Now health and score are private — nothing outside the class can read or change them directly. takeDamage and getHealth are public — any code can call them.

int main() {
    Player p;

    p.takeDamage(20);
    std::cout << p.getHealth() << std::endl;

    return 0;
}

This pattern — private data, public functions that mediate access — is called encapsulation. When a member variable is private, the only way to change it is through a function you wrote. That function can check for nonsense. takeDamage could refuse to reduce health below zero. If health is private and only accessed via getHealth() and takeDamage(), those two functions are the only places that need updating if you ever change the internal representation.

A Note on protected

There's a third access specifier called protected. It behaves like private except for classes that inherit from this one, which can still see protected members. Inheritance is a Chapter 18 topic — flagging it here so you recognize the keyword when you see it.

Constructors

A constructor is a special member function that runs automatically whenever an object is created. Constructors have the same name as the class and no return type:

class Player {
private:
    int health;
    int score;

public:
    Player() {
        health = 100;
        score = 0;
    }

    Player(int startingHealth) {
        health = startingHealth;
        score = 0;
    }
};
Player p1;           // Calls Player()       — starts with health = 100
Player p2(50);       // Calls Player(int)    — starts with health = 50

Member Initializer Lists

The better way to write constructors uses a member initializer list:

Player() : health(100), score(0) {
}

Player(int startingHealth) : health(startingHealth), score(0) {
}

The colon after the parameter list introduces the initializer list. Each member is given its value directly — one step instead of two. Some members must be initialized via the initializer list: const members and reference members can't be assigned to after they're created. Use the initializer list. It's the idiomatic way to write C++ constructors.

Destructors

A destructor runs when an object is destroyed — automatically when it goes out of scope. Destructors have the same name as the class, prefixed with ~, and take no parameters:

~Player() {
    std::cout << "Player destroyed." << std::endl;
}

RAII in Brief

RAII stands for Resource Acquisition Is Initialization — an ugly name for a beautiful idea: tie the lifetime of a resource to the lifetime of an object. You acquire the resource (open a file, allocate memory) in the constructor, you release it in the destructor. Because C++ guarantees the destructor runs when the object goes out of scope, you can never forget to clean up. You'll meet RAII in action in Chapter 17.

const Member Functions

int getHealth() const {
    return health;
}

The const after the parameter list means this function promises not to modify any member variables. const member functions can be called on const objects; non-const ones can't. Make it a habit to mark any member function that doesn't modify the object as const.

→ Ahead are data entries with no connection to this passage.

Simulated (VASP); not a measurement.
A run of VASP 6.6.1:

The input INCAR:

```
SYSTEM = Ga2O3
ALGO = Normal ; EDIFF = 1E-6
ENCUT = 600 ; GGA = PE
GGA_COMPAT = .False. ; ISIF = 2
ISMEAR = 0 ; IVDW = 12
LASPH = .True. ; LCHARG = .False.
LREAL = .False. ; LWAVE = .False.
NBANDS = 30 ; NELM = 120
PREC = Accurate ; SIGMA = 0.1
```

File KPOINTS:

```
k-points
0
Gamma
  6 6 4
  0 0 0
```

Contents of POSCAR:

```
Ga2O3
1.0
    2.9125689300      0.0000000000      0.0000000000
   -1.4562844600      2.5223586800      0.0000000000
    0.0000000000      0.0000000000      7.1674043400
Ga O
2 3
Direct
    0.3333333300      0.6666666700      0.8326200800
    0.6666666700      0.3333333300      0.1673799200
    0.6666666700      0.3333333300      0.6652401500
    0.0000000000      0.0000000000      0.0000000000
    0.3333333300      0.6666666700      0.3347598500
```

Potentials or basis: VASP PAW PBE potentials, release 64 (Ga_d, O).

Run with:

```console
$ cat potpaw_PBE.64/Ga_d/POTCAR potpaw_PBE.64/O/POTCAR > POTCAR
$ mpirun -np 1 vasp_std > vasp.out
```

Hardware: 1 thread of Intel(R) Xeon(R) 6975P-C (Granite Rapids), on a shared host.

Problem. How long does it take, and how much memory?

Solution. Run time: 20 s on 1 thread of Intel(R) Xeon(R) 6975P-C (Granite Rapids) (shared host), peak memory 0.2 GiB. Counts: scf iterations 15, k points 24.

Header Files and Source Files

Real programs split each class into two files: a header file (.h) that declares what the class looks like, and a source file (.cpp) that defines what the functions actually do.

Here's Player.h:

#pragma once

class Player {
private:
    int health;
    int score;

public:
    Player();
    Player(int startingHealth);

    void takeDamage(int amount);
    int getHealth() const;
    int getScore() const;
};

#pragma once at the top is an include guard — it prevents the header from being processed twice in the same translation unit. Here's Player.cpp:

#include "Player.h"

Player::Player() : health(100), score(0) {
}

Player::Player(int startingHealth) : health(startingHealth), score(0) {
}

void Player::takeDamage(int amount) {
    health -= amount;
}

int Player::getHealth() const {
    return health;
}

int Player::getScore() const {
    return score;
}

The Player:: prefix on every function name is the scope resolution operator. It tells the compiler "this function named takeDamage belongs to the Player class." Any file that wants to use Player just #include "Player.h".

The this Pointer

Inside a member function you sometimes have a parameter with the same name as a member variable. The this pointer resolves the ambiguity:

void setHealth(int health) {
    this->health = health;   // this->health = the member, health = the parameter
}

this is a pointer to the object the function was called on. The -> operator accesses members through a pointer.

Static Members

class Enemy {
private:
    static int totalEnemies;

public:
    Enemy()  { totalEnemies++; }
    ~Enemy() { totalEnemies--; }

    static int getTotalEnemies() {
        return totalEnemies;
    }
};

// One-time definition in a .cpp file:
int Enemy::totalEnemies = 0;

totalEnemies is a static member variable — there's exactly one of it, shared across every Enemy object. Static member functions belong to the class rather than to any particular object; they don't have a this pointer. Call them through the class name:

std::cout << Enemy::getTotalEnemies() << std::endl;

A Small Game OOP Example

Here's a minimal Bullet.h:

#pragma once

class Bullet {
private:
    float x;
    float y;
    float speed;
    bool active;

public:
    Bullet(float startX, float startY, float bulletSpeed);

    void update(float deltaTime);
    void deactivate();

    bool isActive() const;
    float getX() const;
    float getY() const;
};

And Bullet.cpp:

#include "Bullet.h"

Bullet::Bullet(float startX, float startY, float bulletSpeed)
    : x(startX), y(startY), speed(bulletSpeed), active(true) {
}

void Bullet::update(float deltaTime) {
    if (!active) return;
    y -= speed * deltaTime;
}

void Bullet::deactivate() {
    active = false;
}

bool Bullet::isActive() const { return active; }
float Bullet::getX() const { return x; }
float Bullet::getY() const { return y; }

Player and Enemy would follow the same pattern. The main loop of the game then becomes beautifully simple:

player.update(deltaTime);

for (auto& enemy : enemies) {
    enemy.update(deltaTime);
}

for (auto& bullet : bullets) {
    bullet.update(deltaTime);
}

main doesn't know or care how a Player updates itself, or how an Enemy decides where to move. Each class handles its own logic. main just tells them all to update and trusts them to get on with it.

AI Exercise

"I'm a C++ beginner learning object-oriented programming. I want to design a small class called PowerUp for a 2D game. A PowerUp has a position (x and y as floats), a type (one of: health, ammo, shield), and an activation state (active or used). It needs a constructor that takes a position and a type, a function to check if the player has touched it and activate it if so, and getters for its position and state. Please sketch this class as a header file (PowerUp.h) with public and private sections, an appropriate constructor, and const on the getters where appropriate. Don't write the .cpp file — just the header. Briefly explain any design decisions you made."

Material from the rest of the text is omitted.